Amazing Optimizers, or Compile Time Tests
I wrote some tests to verify sorting/batching behavior in rendering code, and they were producing different results on Windows (MSVC) vs Mac (clang). The tests were creating a “random fake scene” with a random number generator, and at first it sounded like our “get random normalized float” function was returning slightly different results between platforms (which would be super weird, as in how come no one noticed this before?!).
So I started digging into random number generator, and the unit tests it has. This is what amazed me.
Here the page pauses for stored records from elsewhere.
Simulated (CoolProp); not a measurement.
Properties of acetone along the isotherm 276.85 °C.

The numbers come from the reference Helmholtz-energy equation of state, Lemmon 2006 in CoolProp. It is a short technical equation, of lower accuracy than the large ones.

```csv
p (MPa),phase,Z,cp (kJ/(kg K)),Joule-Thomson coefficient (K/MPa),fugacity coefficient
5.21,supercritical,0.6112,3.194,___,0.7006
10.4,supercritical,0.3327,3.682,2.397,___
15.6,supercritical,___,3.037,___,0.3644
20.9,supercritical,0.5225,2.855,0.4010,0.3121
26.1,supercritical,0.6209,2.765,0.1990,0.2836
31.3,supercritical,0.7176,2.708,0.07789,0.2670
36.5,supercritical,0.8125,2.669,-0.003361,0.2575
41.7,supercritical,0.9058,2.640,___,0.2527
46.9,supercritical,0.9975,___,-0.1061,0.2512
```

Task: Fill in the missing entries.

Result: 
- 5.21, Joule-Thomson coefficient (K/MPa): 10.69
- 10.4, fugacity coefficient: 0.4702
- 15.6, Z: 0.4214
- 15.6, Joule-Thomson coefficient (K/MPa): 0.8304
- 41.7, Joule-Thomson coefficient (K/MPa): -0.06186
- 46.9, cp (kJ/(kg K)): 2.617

Here’s one of the unit tests (we use a custom native test framework that started years ago on an old version of UnitTest++):
TEST (Random01_WithSeed_RestoredStateGenerateSameNumbers)
{
Rand r(1234);
Random01(r);
RandState oldState = r.GetState();
float prev = Random01(r);
r.SetState(oldState);
float curr = Random01(r);
CHECK_EQUAL (curr, prev);
}
Makes sense, right?
Here’s what MSVC 2010 compiles this down into:
push rbx
sub rsp,50h
mov qword ptr [rsp+20h],0FFFFFFFFFFFFFFFEh
Rand r(1234);
Random01(r);
RandState oldState = r.GetState();
float prev = Random01(r);
movss xmm0,dword ptr [__real@3f47ac02 (01436078A8h)]
movss dword ptr [prev],xmm0
r.SetState(oldState);
float curr = Random01(r);
mov eax,0BC5448DBh
shl eax,0Bh
xor eax,0BC5448DBh
mov ecx,0CE6F4D86h
shr ecx,0Bh
xor ecx,eax
shr ecx,8
xor eax,ecx
xor eax,0CE6F4D86h
and eax,7FFFFFh
pxor xmm0,xmm0
cvtsi2ss xmm0,rax
mulss xmm0,dword ptr [__real@34000001 (01434CA89Ch)]
movss dword ptr [curr],xmm0
CHECK_EQUAL (curr, prev);
call UnitTest::CurrentTest::Details (01420722A0h)
; ...
There’s some bit operations going on (the RNG is Xorshift 128), looks fine on the first glance.
But wait a minute; this seems like it only has code to generate a random number once, whereas the test is supposed to call Random01
three times?!
Turns out the compiler is smart enough to see through some of the calls, folds down all these computations and goes, “yep, so the 2nd call
to Random01
will produce 0.779968381 (0x3f47ac02)”. And then it kinda partially does actual computation of the 3rd Random01 call, and
eventually checks that the result is the same.
Oh-kay!
Now, what does clang (whatever version Xcode 8.1 on Mac has) do on this same test?
pushq %rbp
movq %rsp, %rbp
pushq %rbx
subq $0x58, %rsp
movl $0x3f47ac02, -0xc(%rbp) ; imm = 0x3F47AC02
movl $0x3f47ac02, -0x10(%rbp) ; imm = 0x3F47AC02
callq 0x1002b2950 ; UnitTest::CurrentTest::Results at CurrentTest.cpp:7
; ...
Whoa. There’s no code left at all! Everything just became an “is 0x3F47AC02 == 0x3F47AC02” test. It became a compile-time test.
w(☆o◎)w
By the way, the original problem I was looking into? Turns out RNG is fine (phew!). What got me was code in my own test that I should have known better about; it was roughly like this:
transform.SetPosition(Vector3f(Random01(), Random01(), Random01()));
See what’s wrong?
.
.
.
The function argument evaluation order in C/C++ is unspecified.
(╯°□°)╯︵ ┻━┻
Newer languages like C# or Java have guarantees that arguments are evaluated from left to right. Yay sanity.